Latest Rail News

12.02.18

RSSB: Innovative sander configuration could reduce low adhesion delays

Double variable rate sanders could combat leaves on the line, according to new research by the Rail Safety and Standards Board (RSSB).

Sanders are already routinely used to reduce the impact of low adhesion by blasting sand between the wheel and the rail.

Last year, rail services across Britain were delayed by over 350,000 minutes due to low adhesion, causing delays to millions of passengers and freight services.

Reliable braking in these conditions could deliver a significant reduction in industry and wider societal costs associated with low rail adhesion, which are currently valued at over £300m.

The RSSB’s latest research has shown that changing the approach by introducing double variable rate sanders, which automatically apply more sand when braking at higher speeds, dramatically reduces braking distances.

In a three-month programme of track testing in collaboration with industry partners, RSSB created a dataset from over 220 test runs using two new Class 387 trains loaned by Great Western Railway.

The test runs covered various configurations of sanders, test speed and train length.

Multiple and variable rate sanders were found to significantly improve braking compared with the current fixed rate configuration, with two variable rate sanders improving stopping distances on a four-car train by around 50% compared to a single fixed rate sander.

Double variable rate sanders provide add an extra 6% to braking performance, which is an important measure as it is the basis for timetable planning on most routes.

According to the RSSB, using double variable rate sanders can reduce signal passed at danger due to low adhesion conditions by 98%, including low adhesion station overruns by 96%.

By improving the consistency of train braking in low adhesion conditions, RSSB argues that double variable sanders are also a “key enabler” to increasing capacity.

RSSB’s chief executive, Mark Philips, said: “Passengers rightly expect trains to run on time and these results will help operators run a more reliable service regardless of weather conditions.

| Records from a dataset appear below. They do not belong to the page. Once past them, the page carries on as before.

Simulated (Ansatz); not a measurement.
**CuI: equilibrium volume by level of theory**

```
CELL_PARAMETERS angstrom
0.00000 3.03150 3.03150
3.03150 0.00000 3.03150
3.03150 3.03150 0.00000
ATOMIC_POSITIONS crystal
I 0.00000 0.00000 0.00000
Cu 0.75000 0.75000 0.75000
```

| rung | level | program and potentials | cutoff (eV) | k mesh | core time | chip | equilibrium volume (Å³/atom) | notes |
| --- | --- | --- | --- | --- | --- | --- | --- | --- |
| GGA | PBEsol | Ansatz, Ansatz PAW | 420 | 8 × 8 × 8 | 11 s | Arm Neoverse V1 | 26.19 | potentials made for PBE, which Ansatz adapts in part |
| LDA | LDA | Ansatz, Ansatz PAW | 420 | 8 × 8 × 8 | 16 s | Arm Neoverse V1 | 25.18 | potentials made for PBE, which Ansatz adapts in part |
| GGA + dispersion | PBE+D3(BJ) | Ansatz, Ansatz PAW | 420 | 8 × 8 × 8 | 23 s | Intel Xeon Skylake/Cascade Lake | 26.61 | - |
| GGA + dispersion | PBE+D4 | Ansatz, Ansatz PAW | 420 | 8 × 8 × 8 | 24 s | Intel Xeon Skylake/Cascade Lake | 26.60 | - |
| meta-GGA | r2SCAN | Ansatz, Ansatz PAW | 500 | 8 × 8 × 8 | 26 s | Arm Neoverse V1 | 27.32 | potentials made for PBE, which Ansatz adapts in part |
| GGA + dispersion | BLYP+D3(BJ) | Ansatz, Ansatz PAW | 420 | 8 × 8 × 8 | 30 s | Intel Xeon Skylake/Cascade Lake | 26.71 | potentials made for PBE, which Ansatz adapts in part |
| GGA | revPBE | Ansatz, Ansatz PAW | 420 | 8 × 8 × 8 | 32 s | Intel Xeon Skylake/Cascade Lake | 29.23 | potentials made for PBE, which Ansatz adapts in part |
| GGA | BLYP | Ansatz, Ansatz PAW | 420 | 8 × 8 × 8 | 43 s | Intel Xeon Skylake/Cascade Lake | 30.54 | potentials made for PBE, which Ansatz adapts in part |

“Double variable rate sanders will help trains brake better in the autumn when leaves cause problems.

“Having proved the technology, and the benefits, we will now work with the industry to promote the upgrading of sanders to maximise the benefits they can deliver.”

Great Western Railway’s managing director, Mark Hopwood, added: “The ground-breaking results from this testing, using two new GWR Class 387 trains, provide the rail industry with the evidence and clarity it needs to move forward in this challenging area.”

John Edgley, Network Rail’s chair of adhesion working group and chief track and line side engineer, welcomed the research, which improves the industry’s understanding of how poor rail adhesion can be combatted with existing sanding technology.

“This long-standing issue affects millions of passengers each year and often prevents the delivery of the efficient and reliable service they expect,” he commented.